There have been several events that have occurred in the last days and weeks that, in my opinion, signify that the inherent market risks around the globe are increasing. When a risk manager uses the term ‘risk’, what he or she is really talking about is uncertainty. If I own a 10-year US Government Bond that is paying 2% then I expect to receive the interest on it and for the principal of the bond to be paid back when it matures. I realize that the value of the US Dollar can fluctuate, but my expectation is that it should be minimal.
Last Thursday the Swiss Central Bank surprised the world by announcing that they would no longer peg the Swiss franc to a fixed exchange rate with the Euro. The impact was akin to dropping a bomb into a normally calm lake and the reverberations quickly affected markets worldwide. There was a near immediate 30% surge in the value of the Swiss franc relative to the Euro. Just as quickly, currency traders became insolvent and many lost all of their trading equity. Major Swiss corporations saw losses in their stock as they were re-priced based on the new currency valuations—some of the largest companies in the world lost over 10% in a single day.
Then, the news came out yesterday that China was clamping down on the margin requirements to reduce speculation that has been running rampant. The Shanghai Composite Index had surged 67% in the past 12 months because people were borrowing money and pouring it into the market. The surprise move yesterday resulted in a panic 7.7% single day loss in a major market index. That is significant!
In addition to that, economic indicators continue to show that countries around the world are slowing. The IMF just cut its global growth forecast again. Germany reported falling producer prices—that’s a way of saying that prices are deflating. Crude Oil prices have plunged and now we will be hearing news of job cuts in the Energy Sector.
And are you ready for the ECB’s announcement?

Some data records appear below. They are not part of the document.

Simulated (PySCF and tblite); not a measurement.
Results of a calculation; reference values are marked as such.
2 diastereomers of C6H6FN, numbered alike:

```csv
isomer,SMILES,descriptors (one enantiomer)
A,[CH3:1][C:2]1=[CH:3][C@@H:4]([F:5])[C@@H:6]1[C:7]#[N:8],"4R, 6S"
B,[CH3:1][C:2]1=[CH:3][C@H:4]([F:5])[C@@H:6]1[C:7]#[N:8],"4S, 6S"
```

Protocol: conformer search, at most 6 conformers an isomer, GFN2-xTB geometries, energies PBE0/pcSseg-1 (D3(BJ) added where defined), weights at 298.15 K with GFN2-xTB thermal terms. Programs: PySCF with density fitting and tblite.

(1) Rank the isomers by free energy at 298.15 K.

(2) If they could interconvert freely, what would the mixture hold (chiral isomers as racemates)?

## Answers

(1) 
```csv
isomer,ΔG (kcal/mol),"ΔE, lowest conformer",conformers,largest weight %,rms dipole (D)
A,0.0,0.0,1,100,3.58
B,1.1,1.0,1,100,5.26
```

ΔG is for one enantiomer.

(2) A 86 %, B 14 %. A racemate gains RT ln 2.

What does all of this mean? I started by talking about owning a 10-year UST bond. Can you see how the surprise announcements by the Swiss and the Chinese have changed the way I need to view that traditionally safe investment? The assumptions were that the markets would behave similar to what they have in the recent past. Perhaps China’s actions were just a one-time event. Perhaps other countries won’t seek to counter the Swiss move by changing the value of their currencies. Or are we seeing the start of a series of currency wars? There’s no way to know for sure, and that’s the point. It’s a sign of increasing uncertainty, as well as a sign of increasing market risks.
I continue to believe that we are in the end stages of a Bull market that started in March of 2009. The systemic risk, according to James Rickards, is orders of magnitude greater than what existing in 2008.
I am not scared, I am not fearful. My job is to identify market risks – especially those risks that can significantly impact my client’s standard of living – so that I can take proactive measures to mitigate that risk, find opportunities and seek to safely navigate them through it. And that’s what I’m doing.
Last week I mentioned that I expected to be adding to my equity exposure. I have added some small positions as the market pulled back last week. Those should be viewed as trading positions, not long-term investments. With the trending indicator that I use signaling we are in a downtrend, I will remain cautious on equities. I continue to own long term US Treasury bonds. I took profits in half of those positions about 10 days ago. The remainder of those positions have continued to do well.
Even in the midst of greater global uncertainty, there are still places that we can invest. The key, in times like this, though is first protecting what you have then trying to get some prudent profits.
My Trending Indicators
US Stock Market Trending Down*
Canadian Stock Market Trending Down
US Bond Yields Trending Down
We are living and investing in a different period of time – manage your risk accordingly. Thanks for reading.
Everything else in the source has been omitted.